LONDON — The U.K. signed an interim trade deal with Canada on Saturday, giving it more time to negotiate future trading rules as the British government prepares the country for business life outside the European Union.
The stopgap agreement allows trade between the two countries to continue under the same terms as Canada’s existing treaty with the EU while negotiators begin work on a new bilateral deal between the U.K. and Canada, Prime Minister Boris Johnson said in a statement. Canada is the U.K.’s eighth-biggest non-EU trading partner.
While Britain formally withdrew from the EU in January, it continues to trade with other countries under the bloc’s umbrella during a transition period scheduled to end Dec. 31. Without a series of new bilateral agreements, trade with countries around the world may be hampered by barriers such as tariffs and increased paperwork.
“Our negotiators have been working flat-out to secure trade deals for the U.K., and from as early next year we have agreed to start work on a new, bespoke trade deal with Canada that will go even further in meeting the needs of our economy,” Johnson said.
Johnson’s government says the ability to strike free trade agreements with countries around the world is one of the main benefits of leaving the EU. It is banking on increased trade with countries such as the United States and India to offset any negative impact from severing ties with the EU, which accounted for 47 percent of Britain’s overall trade last year.
Britain ships goods ranging from electric cars to sparkling wine to Canada, and imports products such as salmon and maple syrup from the Commonwealth country that also recognizes Queen Elizabeth II as head of state.
The deal with Canada locks in existing trading rules that cover 20 billion pounds ($27 billion) of trade between the two countries, or about 1.5 percent of the U.K.’s total trade in goods and services last year.
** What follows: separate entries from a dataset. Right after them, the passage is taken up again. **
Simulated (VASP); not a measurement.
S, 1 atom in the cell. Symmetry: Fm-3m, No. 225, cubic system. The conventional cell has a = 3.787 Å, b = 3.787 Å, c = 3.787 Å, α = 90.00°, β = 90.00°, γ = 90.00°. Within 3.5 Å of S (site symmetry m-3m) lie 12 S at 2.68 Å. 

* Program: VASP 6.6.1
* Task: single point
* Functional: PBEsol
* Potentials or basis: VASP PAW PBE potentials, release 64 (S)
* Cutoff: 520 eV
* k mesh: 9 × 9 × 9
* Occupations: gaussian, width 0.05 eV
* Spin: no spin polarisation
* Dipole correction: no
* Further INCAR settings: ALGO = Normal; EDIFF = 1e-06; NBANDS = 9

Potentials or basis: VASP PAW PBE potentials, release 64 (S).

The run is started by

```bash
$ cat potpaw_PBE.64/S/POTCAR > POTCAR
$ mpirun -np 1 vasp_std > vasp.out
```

The U.K. has now secured post-Brexit trade deals with 53 countries accounting for 164 billion pounds ($218 billion) of bilateral trade, the government said. That’s less than 12 percent of the 1.4 trillion pounds (about $1.9 trillion) of trade Britain recorded last year.
Britain has yet to strike a deal with the European Union on post-Brexit trading rules. Both sides have warned there could be a no-deal end to the transition period next month unless the two sides can soon bridge their remaining differences on fishing, state aid for industry and the resolution of future disputes.
Without an agreement on future relations between Britain and the EU, trade between the two entities would be carried out under World Trade Organization terms.
Johnson’s government says this type of relationship wouldn’t hamper trade, but opponents warn that tariffs would increase prices for British consumers and border checks would lead to shortages of some goods.